Tips for a Northerner moving South:

1. Save all manner of bacon grease.  You will be instructed
   later how to use it.
2. If you forget a Southerner's name, refer to him (or her)
   as "Bubba".  You have a 75% chance of being right.
3. Just because you can drive on snow and ice does not mean
   we can.  Stay home the two days of the year it snows.
4. If you do run your car into a ditch, don't panic.  Four
   men in the cab of a four wheel drive with a 12-pack of
   beer and a tow chain will be along shortly. Don't try to
   help them. Just stay out of their way.  This is what they
   live for.
5. Don't be surprised to find movie rentals and bait in the
   same store.
6. Do not buy food at the movie store.
7. If it can't be fried in bacon grease, it ain't worth cooking,
   let alone eating.
8. Remember:  "Y'all" is singular.  "All y'all" is plural.
   "All y'all's" is plural possessive.
9. There is nothing sillier than a Northerner imitating a
   southern accent, unless it is a southerner imitating a
   Boston accent.
10. Get used to hearing, "You ain't from around here, are you?"
11. People walk slower here.
12. Don't be worried that you don't understand anyone.  They
    don't understand you either.
13. The first Southern expression to creep into a transplanted
    Northerner's vocabulary is the adjective "Big ol'", as in
    "big ol' truck" or "big ol' boy".  Eighty-five percent begin
    their new southern influenced dialect with this expression.
    One hundred percent are in denial about it.
14. The proper pronunciation you learned in school is no longer
    proper.
15. Be advised:  The "He needed killin'" defense is valid here.
16. If attending a funeral in the South, remember, we stay until
    the last shovel of dirt is thrown on and the tent is torn down.
17. If you hear a Southerner exclaim, "Hey, y'all, watch this!"
    stay out of his way. These are likely the last words he will
    ever say.
18. Most Southerners do not use turn signals, and they ignore
    those who do.  In  fact, if you see a signal blinking on a
    car with a southern license plate, you may rest assured that
    it was on when the car was purchased.
19. Northerners can be identified by the spit on the inside of
    their car's windshield that comes from yelling at other drivers.
20. The winter wardrobe you always brought out in September can
    wait until November.
21. If there is the prediction of the slightest chance of even
    the most minuscule accumulation of snow, your presence is
    required at the local grocery store.  It does not matter if
    you need anything from the store, it is just something you're
    supposed to do.
22. Satellite dishes are very popular in the South.  When you
    purchase one it is to be positioned directly in front of your
    trailer.  This is logical bearing in mind that the dish cost
    considerably more than the trailer and should, therefore, be
    displayed.
23. Tornadoes and Southerners going through a divorce have a lot in
    common. In either case, you know someone is going to lose a
    trailer.
24. Florida is not considered a southern state.  There are far more
    Yankees than Southerners living there.

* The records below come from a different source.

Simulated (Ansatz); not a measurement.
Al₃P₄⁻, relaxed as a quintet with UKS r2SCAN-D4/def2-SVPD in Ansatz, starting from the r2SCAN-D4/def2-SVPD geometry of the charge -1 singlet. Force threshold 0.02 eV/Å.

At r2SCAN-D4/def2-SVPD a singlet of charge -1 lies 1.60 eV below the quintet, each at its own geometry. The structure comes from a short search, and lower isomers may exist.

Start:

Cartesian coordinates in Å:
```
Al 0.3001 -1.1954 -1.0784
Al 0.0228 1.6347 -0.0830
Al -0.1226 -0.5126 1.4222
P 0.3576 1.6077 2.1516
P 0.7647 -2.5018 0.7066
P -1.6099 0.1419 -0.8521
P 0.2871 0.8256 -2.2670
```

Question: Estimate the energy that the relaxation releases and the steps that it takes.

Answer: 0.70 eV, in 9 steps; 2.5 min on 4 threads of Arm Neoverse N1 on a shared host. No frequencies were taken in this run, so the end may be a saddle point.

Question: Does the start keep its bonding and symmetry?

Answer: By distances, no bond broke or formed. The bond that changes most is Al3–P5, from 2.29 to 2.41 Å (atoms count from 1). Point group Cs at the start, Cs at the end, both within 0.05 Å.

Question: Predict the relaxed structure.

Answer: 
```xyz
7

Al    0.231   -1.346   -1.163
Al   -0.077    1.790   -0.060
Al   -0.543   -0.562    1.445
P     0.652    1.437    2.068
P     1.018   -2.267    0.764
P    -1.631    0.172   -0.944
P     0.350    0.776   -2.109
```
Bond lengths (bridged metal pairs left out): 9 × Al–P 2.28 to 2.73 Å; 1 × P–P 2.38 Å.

25. In southern churches you will here the hymn, All Glory, Laud
    and Honor. You will also here expressions such as, "Laud,
    have mercy","Good Laud", and "Laudy, Laudy, Laudy".
26. As you are cursing the person driving 15 mph in a 55 mph
    zone, directly in the middle of the road, remember, many
    folks learned to drive on a model of vehicle known as John
    Deere, and this is the proper speed and lane position for
    the vehicle.
27. You can ask a Southerner for directions, but unless you
    already know the positions of key hills, trees and rocks,
    you're better off trying to find it yourself.